Mar 05

Tracking the Input Position While Parsing

By Peter Schüller Add comments

The following example is about tracking the parsing position with Spirit V2. This is useful for generating error messages which tell the user exactly where an error has occurred. We also show how to use Spirit V2 to parse from an input stream without first reading the whole stream into a std::string.

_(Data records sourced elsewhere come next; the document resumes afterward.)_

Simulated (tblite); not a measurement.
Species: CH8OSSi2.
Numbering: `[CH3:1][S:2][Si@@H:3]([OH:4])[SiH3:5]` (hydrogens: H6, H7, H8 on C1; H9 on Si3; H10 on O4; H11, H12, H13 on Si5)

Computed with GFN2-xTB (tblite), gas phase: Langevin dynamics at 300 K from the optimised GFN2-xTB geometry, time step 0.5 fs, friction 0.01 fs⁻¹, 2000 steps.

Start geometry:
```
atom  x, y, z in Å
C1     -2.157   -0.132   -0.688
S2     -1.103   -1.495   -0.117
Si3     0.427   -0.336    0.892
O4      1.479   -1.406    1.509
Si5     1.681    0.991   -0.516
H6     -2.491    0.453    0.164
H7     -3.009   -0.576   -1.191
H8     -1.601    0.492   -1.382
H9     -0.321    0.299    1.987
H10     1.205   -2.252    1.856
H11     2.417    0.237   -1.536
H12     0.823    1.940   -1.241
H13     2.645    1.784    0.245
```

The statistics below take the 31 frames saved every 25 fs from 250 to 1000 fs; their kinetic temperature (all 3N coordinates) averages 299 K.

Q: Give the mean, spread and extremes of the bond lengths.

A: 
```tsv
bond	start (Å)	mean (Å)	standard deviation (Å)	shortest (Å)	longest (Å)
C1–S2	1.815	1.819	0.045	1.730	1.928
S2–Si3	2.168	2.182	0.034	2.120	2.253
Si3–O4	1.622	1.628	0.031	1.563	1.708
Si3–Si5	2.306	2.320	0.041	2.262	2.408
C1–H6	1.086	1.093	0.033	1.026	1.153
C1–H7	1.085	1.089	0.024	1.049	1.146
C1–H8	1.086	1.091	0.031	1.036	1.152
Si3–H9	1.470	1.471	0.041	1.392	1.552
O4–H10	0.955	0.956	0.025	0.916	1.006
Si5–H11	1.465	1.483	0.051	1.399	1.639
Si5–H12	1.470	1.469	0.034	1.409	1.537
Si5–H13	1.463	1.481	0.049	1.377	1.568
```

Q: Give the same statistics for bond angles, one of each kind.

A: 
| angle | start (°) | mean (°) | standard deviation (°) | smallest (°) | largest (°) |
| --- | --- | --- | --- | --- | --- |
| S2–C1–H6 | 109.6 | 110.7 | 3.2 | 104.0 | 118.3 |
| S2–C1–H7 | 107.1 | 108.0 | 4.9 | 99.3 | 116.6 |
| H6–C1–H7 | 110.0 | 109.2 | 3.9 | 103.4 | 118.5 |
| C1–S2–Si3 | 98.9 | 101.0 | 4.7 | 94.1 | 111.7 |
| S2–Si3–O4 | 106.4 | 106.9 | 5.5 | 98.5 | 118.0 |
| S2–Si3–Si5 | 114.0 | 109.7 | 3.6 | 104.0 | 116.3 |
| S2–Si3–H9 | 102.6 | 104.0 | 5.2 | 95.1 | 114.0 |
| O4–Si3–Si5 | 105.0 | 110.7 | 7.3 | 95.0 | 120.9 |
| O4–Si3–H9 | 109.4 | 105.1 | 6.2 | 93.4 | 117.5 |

In our example, we want to parse a list of real numbers and return them in a std::vector and throw an exception if an error occurs. We will start with a naive way of achieving our goal and then improve the program in two steps. This naive way could be the following small program. It provides basic and not very helpful error handling and scales bad for large inputs:

#include <vector>
#include <istream>
#include <sstream>
#include <iostream>
#include <boost/include/spirit/qi.hpp>

namespace qi = boost::spirit::qi;
namespace ascii = boost::spirit::ascii;

// parse list of doubles from input stream
// throw exception (perhaps including filename) on errors
std::vector<double>
  parse(std::istream& input, const std::string& filename);

// main function
int main(int, char**)
{
  try
  {
    parse(std::cin, "STDIN");
  }
  catch(const std::exception& e)
  {
    std::cerr << "Exception: " << e.what() << std::endl;
    return -1;
  }
  return 0;
}

// implementation
std::vector<double>
  parse(std::istream& input, const std::string& filename)
{
  // get input into string
  std::ostringstream buf;
  buf << input.rdbuf();
  std::string str = buf.str();

  // prepare iterators
  std::string::iterator first = str.begin();
  std::string::iterator last = str.end();

  // parse
  std::vector<double> output;
  bool r = qi::phrase_parse(
    // iterators over input
    first, last,
    // recognize list of doubles
    qi::double_ >> *(',' >> qi::double_) >> qi::eoi,
    // comment skipper
    ascii::space | '#' >> *(ascii::char_ - qi::eol) >> qi::eol,
    // store into this object
    output);

  // error detection
  if(!r || first != last)
    throw std::runtime_error("parse error in " + filename);

  // return result
  return output;
}

On the following input, parsing succeeds (and there is no output):

# good input
1.3,2.3, 5

With the following faulty input

# bad input
123,42.0,a,1.4

we get an exception:

Exception: parse error in STDIN

If you want to try out this version of the program you may download it here: naive_parsing.cpp, the two input files are goodinput.txt and badinput.txt.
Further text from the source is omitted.